Thus, the essential elements of this offense are: (1) a person in
custody, (2) who knowingly and willfully, (3) throws, emits, or
causes to be used as a projectile, (4) bodily fluids or excrement,
(5) at a government employee in the performance of his duties.
Careful analysis of these different offenses reveals that they
contain different elements. Malicious conduct by a prisoner
includes numerous elements that are not part of assault on a
government employee, to wit: custody of a person, a knowing and
willful mens rea standard, and the use of bodily fluid or
excrement directed at a government employee. Misdemeanor assault
on a government official includes at least one element that
malicious conduct by a prisoner does not: the actions of the
perpetrator must be such as to place a person of reasonable
firmness in imminent fear of bodily injury. Compare State v.
Johnson, 264 N.C. 598, 599-600, 142 S.E.2d 151, 153 (1965)
(discussing reasonable fear element of assault), with G.S. § 14-
258.4 (including no such element).
(See footnote 1)
As these crimes each contain
different elements, one cannot be a lesser included offense of the
other. Kemmerlin, 356 N.C. at 475, 573 S.E.2d at 890.
The divergence between these two offenses is underscored by
the fact that a defendant can be guilty of malicious conduct by a
prisoner without committing misdemeanor assault on a government
official. For example, a prisoner could throw bodily fluids or
excrement at a prison guard under circumstances where no
reasonable person in the guard's position would fear that the
contaminant would actually touch him, either because the prisoner
is restrained and clearly unable to throw the substance with
sufficient force to reach the guard, or because the guard was not
in a position to observe the conduct. In this situation, the
inmate may be guilty of malicious conduct by a prisoner without
being guilty of misdemeanor assault on a government official. This
is so because G.S. § 14-258.4 requires only that a bodily fluid or
excrement be thrown at a government official, whereas G.S. § 14-
33(c)(4) requires that the official either be touched by the
instrument of assault or reasonably fear such a touching. Thus, a
conviction for malicious conduct by a prisoner might be sustained
without regard to whether the government employee had fear of a
touching, while a conviction for assault on a government official
would require such fear or an actual touching.

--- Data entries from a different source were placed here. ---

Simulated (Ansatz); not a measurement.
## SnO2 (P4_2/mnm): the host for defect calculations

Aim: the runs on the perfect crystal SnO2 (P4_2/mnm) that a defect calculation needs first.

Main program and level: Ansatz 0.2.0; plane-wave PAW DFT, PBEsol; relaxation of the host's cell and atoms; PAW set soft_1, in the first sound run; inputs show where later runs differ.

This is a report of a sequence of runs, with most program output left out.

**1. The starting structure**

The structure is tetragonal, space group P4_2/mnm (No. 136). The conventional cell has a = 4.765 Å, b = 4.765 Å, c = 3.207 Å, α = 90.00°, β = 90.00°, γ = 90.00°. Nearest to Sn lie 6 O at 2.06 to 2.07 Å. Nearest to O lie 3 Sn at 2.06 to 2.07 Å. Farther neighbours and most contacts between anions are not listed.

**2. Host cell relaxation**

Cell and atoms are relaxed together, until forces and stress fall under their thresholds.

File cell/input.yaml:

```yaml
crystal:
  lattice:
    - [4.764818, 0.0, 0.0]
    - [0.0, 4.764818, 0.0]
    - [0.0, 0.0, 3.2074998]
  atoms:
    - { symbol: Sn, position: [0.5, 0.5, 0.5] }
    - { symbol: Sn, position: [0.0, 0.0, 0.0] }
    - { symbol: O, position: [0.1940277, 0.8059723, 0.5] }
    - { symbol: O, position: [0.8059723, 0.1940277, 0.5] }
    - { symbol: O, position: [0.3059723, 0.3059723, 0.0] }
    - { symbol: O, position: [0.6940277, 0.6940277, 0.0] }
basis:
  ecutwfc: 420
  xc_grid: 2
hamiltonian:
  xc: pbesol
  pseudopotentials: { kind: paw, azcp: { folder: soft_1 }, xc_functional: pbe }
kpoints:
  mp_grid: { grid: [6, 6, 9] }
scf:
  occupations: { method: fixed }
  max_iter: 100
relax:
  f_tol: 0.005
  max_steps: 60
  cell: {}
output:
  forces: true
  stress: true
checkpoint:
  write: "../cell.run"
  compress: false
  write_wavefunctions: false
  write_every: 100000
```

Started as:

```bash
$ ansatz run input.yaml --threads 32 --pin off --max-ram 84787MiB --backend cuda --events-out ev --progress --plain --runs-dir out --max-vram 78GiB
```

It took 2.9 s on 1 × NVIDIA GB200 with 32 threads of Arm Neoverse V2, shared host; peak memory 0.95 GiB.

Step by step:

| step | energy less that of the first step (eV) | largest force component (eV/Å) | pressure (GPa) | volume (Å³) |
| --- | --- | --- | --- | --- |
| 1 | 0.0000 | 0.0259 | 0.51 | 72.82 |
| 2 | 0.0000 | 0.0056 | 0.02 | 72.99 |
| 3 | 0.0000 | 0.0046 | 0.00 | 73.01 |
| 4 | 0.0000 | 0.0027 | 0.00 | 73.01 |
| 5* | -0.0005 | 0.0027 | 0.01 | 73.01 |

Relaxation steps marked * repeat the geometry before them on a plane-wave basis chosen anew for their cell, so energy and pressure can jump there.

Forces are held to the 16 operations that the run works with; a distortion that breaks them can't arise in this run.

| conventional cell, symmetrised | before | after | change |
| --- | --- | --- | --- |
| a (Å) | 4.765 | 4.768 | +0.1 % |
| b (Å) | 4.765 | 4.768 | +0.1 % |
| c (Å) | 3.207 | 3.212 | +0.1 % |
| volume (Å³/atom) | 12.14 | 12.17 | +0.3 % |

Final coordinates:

Such an outcome is entirely logical, as the legislature
apparently intended to address separate evils with these different
offenses. Assault on a government official criminalizes attacks
against police officers and/or other government officials
who are
in the actual or attempted performance of their duties. Quite
differently, malicious conduct by a prisoner proscribes a specific
type of conduct that may or may not constitute an assault:throwing or emitting bodily fluids or excrement at a law
enforcement officer and/or other government employee.
Accordingly, defendant was not entitled to have assault on a
government official submitted to the jury because neither the
evidence nor the law would support such an alternative verdict.